Many landmen in the oil and gas industry rely on their understanding of oil and gas leases in order to complete various tasks that ultimately lead to oil and gas exploration activity. The language contained in the oil and gas lease and any addendums attached are critical in determining when a parcel of land is developed and who is legally allowed to conduct the development work. In this article, Adam Ferrari will break down what a Pugh clause usually entails and why it is essential that oil land professionals understand Pugh clauses.
What is a Pugh clause?
Many lawyers have adapted to putting Pugh clauses in oil and gas leases. Understanding a Pugh clause can be difficult, as each clause will be worded differently, and different properties will call for different property stipulations.
Pugh clauses can be broken down into two common types, horizontal and vertical. Horizontal Pugh clauses are determined by the amount of acreage that exists horizontally across the property, and this is usually measured in acres. Vertical Pugh clauses specify the depth into the ground one can drill after the primary term of the lease expires. For example, if an oil and gas lease has a pugh clause that terms out at all depths 200 ft deeper than the deepest production then the lessor could possibly lease the same property again for deeper depths. In summary, both types of pugh clauses specify which portions or a lessor’s lands are held by production and which ones might not be depending specifically on the method which that production is achieved. Each scenario can be slightly different and in this case the devil is certainly in the details.

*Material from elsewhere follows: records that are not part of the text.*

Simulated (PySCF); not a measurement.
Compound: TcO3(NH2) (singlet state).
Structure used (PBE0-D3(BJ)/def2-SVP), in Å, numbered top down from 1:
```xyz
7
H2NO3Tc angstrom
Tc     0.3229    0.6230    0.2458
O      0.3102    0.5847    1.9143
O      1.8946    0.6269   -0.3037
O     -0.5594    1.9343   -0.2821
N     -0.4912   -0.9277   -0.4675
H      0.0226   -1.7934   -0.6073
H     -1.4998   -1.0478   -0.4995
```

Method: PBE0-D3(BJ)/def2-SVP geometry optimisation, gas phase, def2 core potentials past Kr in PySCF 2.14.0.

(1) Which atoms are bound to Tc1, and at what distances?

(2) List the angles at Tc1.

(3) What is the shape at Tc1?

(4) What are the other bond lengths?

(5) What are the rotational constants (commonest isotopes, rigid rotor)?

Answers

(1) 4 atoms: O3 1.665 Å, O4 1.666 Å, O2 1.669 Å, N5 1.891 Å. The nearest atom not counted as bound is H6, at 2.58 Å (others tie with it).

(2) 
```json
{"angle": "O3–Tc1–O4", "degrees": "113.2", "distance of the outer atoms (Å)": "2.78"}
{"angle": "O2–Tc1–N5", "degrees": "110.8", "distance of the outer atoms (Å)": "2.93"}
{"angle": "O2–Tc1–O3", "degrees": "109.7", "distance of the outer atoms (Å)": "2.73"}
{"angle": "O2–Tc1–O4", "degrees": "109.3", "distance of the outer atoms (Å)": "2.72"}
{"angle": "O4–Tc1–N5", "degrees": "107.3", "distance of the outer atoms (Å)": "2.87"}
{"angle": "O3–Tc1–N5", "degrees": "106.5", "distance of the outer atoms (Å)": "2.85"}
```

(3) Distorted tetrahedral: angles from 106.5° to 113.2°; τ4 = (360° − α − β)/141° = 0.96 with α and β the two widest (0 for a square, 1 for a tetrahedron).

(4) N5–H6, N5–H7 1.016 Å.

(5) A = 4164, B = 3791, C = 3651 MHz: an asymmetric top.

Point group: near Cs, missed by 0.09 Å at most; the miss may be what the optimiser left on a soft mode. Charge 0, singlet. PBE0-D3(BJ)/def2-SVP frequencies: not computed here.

Land professionals can be blind sighted after a lease contract ends, and they are not able to access certain areas that could have been previously drilled into. Suppose a lessor does not include a Pugh clause. In that case, they may be cheated out of certain acreage that they could lease to others because of non-contiguous lands that are pooled under lease or somehow prevent the lessor from offering a portion of the property to a different individual or business. This scenario could lead to a lessor’s land not being developed in a way that is in the best interest of the landowner.
Understand the Critical Impact of a Pugh Clause
When a Pugh clause protects certain acreage, that acreage can only be used for processing after the lease ends, and any other acreage that has not explicitly been approved by government agencies may be seized upon by the lessor and sold to another party. If there is no Pugh clause in the document, the lessee will keep the acreage or use it for more production plans in the future.
Pugh clauses need to be precisely worded and rigorously checked, as many courts take the clause literally, and any misprints or vague articles may give the lessee an upper hand in court. A well-written Pugh clause will secure the proper amount of property a lease can include after the expiration date is reached. The lease on lands that are located outside of the specifically protected units will not usually be extended protection when the lease period expires.
Landmen must know the conditions within their Pugh clause extensively. It may contribute to the overall health of a particular company’s oil and gas production over the course of years.
Optimizing land is one of the most challenging aspects of the oil and gas industry to manage, and courts usually side with lessors on agreements that concern a Pugh clause.